To achieve these training goals while keeping workers safe, manufactures have no choice but to replace their traditional classroom-style training and on-the-job shadowing with a digital alternative.

The benefits of enabling workers to learn autonomously at their workstations goes beyond just ensuring their safety. Workers also learn more quickly and effectively compared to traditional classroom training and on the job shadowing. 

Digital training will be done by digital mentors

What’s the ROI on digital investments?

Increasing efficiency is key for investing in digital factories. Manufacturers overall expect solid gains from their companies’ efforts to digitize production. Over the next five years, they expect these initiatives to drive efficiency and revenue increases of 12% on average respectively.

PWC’s study found that the manufacturers who are planning to expand their digital factories intend to invest on average 6% of their total annual revenues over the next five years. Nearly half of them expect to see an ROI over five years, compared with just 3% who expect an ROI within one year. Digital training is one of those efforts that have a shorter ROI. Most of the companies are already in the process of going paperless with digital work instruction software like REWO.

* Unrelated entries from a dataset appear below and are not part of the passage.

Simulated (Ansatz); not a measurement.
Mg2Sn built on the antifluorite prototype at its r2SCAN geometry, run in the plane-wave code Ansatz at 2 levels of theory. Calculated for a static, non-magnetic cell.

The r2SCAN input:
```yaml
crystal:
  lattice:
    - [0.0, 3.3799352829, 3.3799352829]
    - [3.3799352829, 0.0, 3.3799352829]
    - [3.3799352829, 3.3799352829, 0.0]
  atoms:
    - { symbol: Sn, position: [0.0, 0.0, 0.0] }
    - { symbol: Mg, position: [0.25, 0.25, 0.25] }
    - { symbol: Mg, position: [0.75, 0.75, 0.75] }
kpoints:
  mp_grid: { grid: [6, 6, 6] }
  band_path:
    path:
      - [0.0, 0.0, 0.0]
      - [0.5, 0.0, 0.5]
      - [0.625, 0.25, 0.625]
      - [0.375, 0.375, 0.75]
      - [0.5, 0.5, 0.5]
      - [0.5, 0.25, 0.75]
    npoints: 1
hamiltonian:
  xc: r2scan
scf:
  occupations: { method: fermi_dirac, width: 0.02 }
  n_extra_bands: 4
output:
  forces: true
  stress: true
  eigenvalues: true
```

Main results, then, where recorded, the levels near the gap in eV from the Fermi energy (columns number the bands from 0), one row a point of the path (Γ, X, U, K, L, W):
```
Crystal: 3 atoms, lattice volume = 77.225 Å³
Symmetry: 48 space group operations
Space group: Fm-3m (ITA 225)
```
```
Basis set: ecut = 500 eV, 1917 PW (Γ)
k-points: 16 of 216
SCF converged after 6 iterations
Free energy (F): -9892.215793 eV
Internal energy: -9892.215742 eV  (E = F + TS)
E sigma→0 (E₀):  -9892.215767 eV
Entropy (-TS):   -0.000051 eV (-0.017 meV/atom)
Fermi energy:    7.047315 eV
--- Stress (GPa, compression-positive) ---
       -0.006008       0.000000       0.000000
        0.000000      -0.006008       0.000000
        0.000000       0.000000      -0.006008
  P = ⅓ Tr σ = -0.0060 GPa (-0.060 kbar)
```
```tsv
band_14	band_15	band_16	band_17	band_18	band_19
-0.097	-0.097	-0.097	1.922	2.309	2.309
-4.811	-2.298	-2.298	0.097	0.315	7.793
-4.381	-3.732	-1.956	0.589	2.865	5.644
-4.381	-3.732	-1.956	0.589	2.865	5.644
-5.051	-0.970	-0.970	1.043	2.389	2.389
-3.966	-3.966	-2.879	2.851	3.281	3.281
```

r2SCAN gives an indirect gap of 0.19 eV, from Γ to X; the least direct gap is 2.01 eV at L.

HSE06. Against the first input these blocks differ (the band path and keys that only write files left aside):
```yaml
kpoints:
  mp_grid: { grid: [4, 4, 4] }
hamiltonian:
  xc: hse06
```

Digitalization takes time, but companies can’t afford to miss it

Leading manufacturing companies are deploying a number of key technologies to digitize production as well as their entire supply chain. These include big data analytics solutions, end-to-end, real-time planning and connectivity, autonomous systems, digital twinning, and worker augmentation, among many others. These technologies provide significant efficiency gains and allow companies to produce highly customized products, often at a lot size one. But the full effect of digitization is only realized when companies are connected in real-time to their key suppliers and critical customers.